What will life for the New Jersey Devils be like after Taylor Hall?
By Mary Clarke
The New Jersey Devils are a hockey team in a state of flux after trading away top forward Taylor Hall. What does the team’s future look like post-Hall?
The New Jersey Devils of December look a lot different than the team we had envisioned just a mere six months ago. The Devils of the 2019 offseason were making shrewd moves to land P.K. Subban and Nikita Gusev, while selecting Jack Hughes with their second No. 1 overall pick in the NHL’s entry draft in three years. Heading into the 2019-20 season, the Devils looked to be on the rise as a team to make a possible postseason run.
Fast forward nearly halfway through the season, however, and the Devils have lost their head coach, are the NHL’s second-worst team by a large margin, sent veteran netminder Cory Schneider to the minors and have traded away the team’s star forward, Taylor Hall. The 2019-20 NHL season was not supposed to play out like this for the Devils, and yet the team has fallen flat on their faces with yet another failed season looming large.
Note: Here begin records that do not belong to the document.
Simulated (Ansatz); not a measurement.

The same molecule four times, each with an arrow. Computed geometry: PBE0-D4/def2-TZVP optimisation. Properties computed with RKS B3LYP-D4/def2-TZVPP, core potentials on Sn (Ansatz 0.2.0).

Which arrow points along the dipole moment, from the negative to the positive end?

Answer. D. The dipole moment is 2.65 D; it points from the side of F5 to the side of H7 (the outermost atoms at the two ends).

The Devils trading away Hall to the Arizona Coyotes on Monday is likely the move that will have the biggest impact on the team in the long run. During his time with the Devils, Hall had 208 points in 211 games played over the course of three and a half seasons, winning a Hart Trophy in 2018 and dragging the team to the postseason that same year.
Hall was the player the Devils seemed likely to build around as the team assembled a young core of draft picks — Hughes and Nico Hischier — with veterans such as Kyle Palmieri and Subban to help guide the team into a new era. However, things have come apart at the seams for the Devils quite rapidly this year as the team looks to pick up the pieces of their shattered season.
While the 2019-20 NHL season is lost for the Devils, New Jersey is no doubt thinking of the team’s future plans to get back to contending with a new group of players. There’s no better place to start than looking at the trio of prospects the Devils landed in the trade that sent Hall to Arizona: Nate Schnarr, Nick Merkley and Kevin Bahl.
The three prospects all have NHL potential, with defenseman Bahl being the most exciting of the trio as a tall, hulking defender with the tools to possibly anchor a defensive pairing in the future. Schnarr and Merkley are forward prospects that have varying degrees of potential offensively, but are pieces that can be homegrown to help fill out the rest of the Devils’ roster.
As for the future of the Devils’ current lineup, the team could trade Subban — who has struggled this season on both sides of the puck — but giving up on the defender less than a year after their big trade to nab him feels like a failure waiting to happen. There are other players the Devils could trade away this season, though at this point New Jersey is unlikely going to get a major piece in return that would be of use to them.
What the Devils really need to go after, however, is a starting goaltender. Schneider was sent to the AHL in November and has not looked great during his time in the minor leagues with an .829 save percentage in four games played. MacKenzie Blackwood, the Devils current starter, is only 23-years-old and can’t be relied upon as the team’s goaltender of the future at this time. Louis Domingue is an average backup NHL netminder at best and is no where near a starter of caliber the Devils would need to build around.
For the Devils to have any sort of future success, New Jersey will need to find an above average starting goaltender who they can rely upon in the way they thought they could rely on Schneider. If a netminder can’t be found through free agency or a trade, the Devils will likely have to draft and develop one, which takes time.
Thankfully, the Devils’ young core of Hughes and Hischier down the middle means New Jersey has room to work with in terms of building up a contending team over the seasons. Finding goaltending, however, is an absolute must for a team that has blown multiple big leads over the course of the 2019-20 NHL season. Young, promising talent will only be able to get the Devils so far if their goaltending can’t help them.
Whatever path the Devils’ rebuild of sorts takes, it’s not going to be an easy one. New Jersey believed themselves to be a contender this season with the moves they made this past summer, but it was clear that was not the case. This season will be a tough pill to swallow, especially without a fan favorite in Hall, but persist they must in order to get through to the other side.
This transitionary period will be crucial to the Devils’ overall success in the future and if they can get themselves back to being touted as contenders once again. Though the team’s immediate future looks bleak without Hall on the roster, the Devils should be focused on making the right moves to secure a competitive future.